An ancient ox cart rattling along the side of the road, the grey-shouldered beasts plodding along in the boredom of a familiar journey.
Two boys bicycling to school, one pedaling, the other standing on the back, his feet supported by steel axle-pegs.
An old man bicycling home early in the morning from a visit to the market, a bouquet of white flowers in his fist.
A young donkey grazing in a field and nuzzling his mother, nipping at her neck.
High school boys playing soccer in the town square, heading and dribbling the ball like World Cup pros.
The sweet aroma of fried bananas sizzling in oil, sold by a smiling young woman. The spicy aroma of fresh tamales brought to our door by a teenaged girl.
Flowers. Plump white blossoms and tiny purple blossoms in the trees. Fiery red poinsettias. Wildflowers of every shape and color.
Trees laden with pomegranates, ripening to a deep red.
The musical sounds of Spanish mixed with the exotic and mysterious sounds of Zapotec and Mixtec, the mother tongues of these people.
The joyous sounds of a fiesta, of dance music playing late into the night and fireworks exploding in the air.
Parades of bright green, three-wheeled motorcycle taxis purring in the streets.
Market stalls piled high with tomatoes, onions, garlic, oranges, mangos, carrots, beans and bananas.
The smell of wood-smoke before the dawn from a thousand cooking fires, where women brown fresh tortillas for their families.

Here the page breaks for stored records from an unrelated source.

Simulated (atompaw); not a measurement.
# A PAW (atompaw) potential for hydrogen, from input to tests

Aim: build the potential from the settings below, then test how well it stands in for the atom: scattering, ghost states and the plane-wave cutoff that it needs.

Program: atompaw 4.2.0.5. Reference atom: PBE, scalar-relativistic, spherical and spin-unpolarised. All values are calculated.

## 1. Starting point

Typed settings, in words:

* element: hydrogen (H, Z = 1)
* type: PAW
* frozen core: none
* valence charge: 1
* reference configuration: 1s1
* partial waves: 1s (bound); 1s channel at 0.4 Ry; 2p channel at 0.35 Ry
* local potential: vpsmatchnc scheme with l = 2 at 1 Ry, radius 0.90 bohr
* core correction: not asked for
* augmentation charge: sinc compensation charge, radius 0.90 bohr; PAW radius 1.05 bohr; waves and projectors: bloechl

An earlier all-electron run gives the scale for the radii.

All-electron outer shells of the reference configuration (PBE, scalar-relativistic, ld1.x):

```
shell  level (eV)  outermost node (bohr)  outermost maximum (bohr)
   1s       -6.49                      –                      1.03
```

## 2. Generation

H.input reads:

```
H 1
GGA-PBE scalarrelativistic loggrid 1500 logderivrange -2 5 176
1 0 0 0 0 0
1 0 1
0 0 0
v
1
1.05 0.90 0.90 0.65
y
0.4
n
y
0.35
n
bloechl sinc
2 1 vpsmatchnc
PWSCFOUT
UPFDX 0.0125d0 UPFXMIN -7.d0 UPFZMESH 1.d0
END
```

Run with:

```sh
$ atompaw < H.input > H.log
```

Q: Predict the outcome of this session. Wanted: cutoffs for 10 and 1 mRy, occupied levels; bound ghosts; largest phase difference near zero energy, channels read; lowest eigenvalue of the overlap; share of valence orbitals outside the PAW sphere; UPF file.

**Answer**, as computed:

All over the earth, the rhythms and lyrics change, but the themes of life remain the same: we labor; we eat the fruit of God’s earth; we laugh and sing and weep; we relate to each other in commerce and friendship, in love and anger; we sleep; we rise again at the dawn.
And we gaze into the night sky where a billion stars burn and wonder, “What does it all mean?”